From a producer’s perspective it highlights the need to have a good legal framework. Most agreements for writers or designers already include a warranty by the artist that they’re not infringing on someone else’s copyright, but just try checking if that’s true. As legal challenges against software companies increase, we don’t yet know how they might impact consumers actually using the AI itself. Could someone “making” work generated by AI be sued for using someone else’s copyrighted material? (I’m reliably told — under Chatham House rules — that UK law is unlikely to result in this compared to US law, but it’s untested). And can we really trust AI not to pirate work we feed into it to use in future, even if it promises not to when we “opt-out”? In any case, there are some indications that the government is thinking about this.
I have a straightforward-sounding policy that I’m trying to stick to for moral rather than legal reasons: if you used AI to generate your work, I’m not working on it. That’s not the same as using AI to help you administrate it.

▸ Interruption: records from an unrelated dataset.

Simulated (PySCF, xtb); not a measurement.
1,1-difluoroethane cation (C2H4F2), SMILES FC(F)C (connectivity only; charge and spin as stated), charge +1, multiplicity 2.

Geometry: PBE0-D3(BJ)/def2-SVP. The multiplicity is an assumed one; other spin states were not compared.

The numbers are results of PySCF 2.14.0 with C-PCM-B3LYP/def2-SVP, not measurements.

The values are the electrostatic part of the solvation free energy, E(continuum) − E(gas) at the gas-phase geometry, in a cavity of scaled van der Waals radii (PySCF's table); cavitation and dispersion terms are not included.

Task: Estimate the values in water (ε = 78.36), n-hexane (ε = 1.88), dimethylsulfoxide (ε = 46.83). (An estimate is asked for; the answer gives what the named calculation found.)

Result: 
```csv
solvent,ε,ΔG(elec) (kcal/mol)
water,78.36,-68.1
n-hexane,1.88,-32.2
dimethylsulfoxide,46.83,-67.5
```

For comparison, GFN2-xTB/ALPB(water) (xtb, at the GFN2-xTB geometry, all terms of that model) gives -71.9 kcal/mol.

Even if you do want to create something with AI… Is it really necessary to use it to create plays written by long-dead playwrights? Anthony Horowitz didn’t need AI to write further James Bond novels, nor did Brandon Sanderson to finish The Wheel of Time, both after their original authors’ deaths. There would be nothing wrong with commissioning a living writer to make something “in the style” of Molière. Let’s not give up on humans just yet.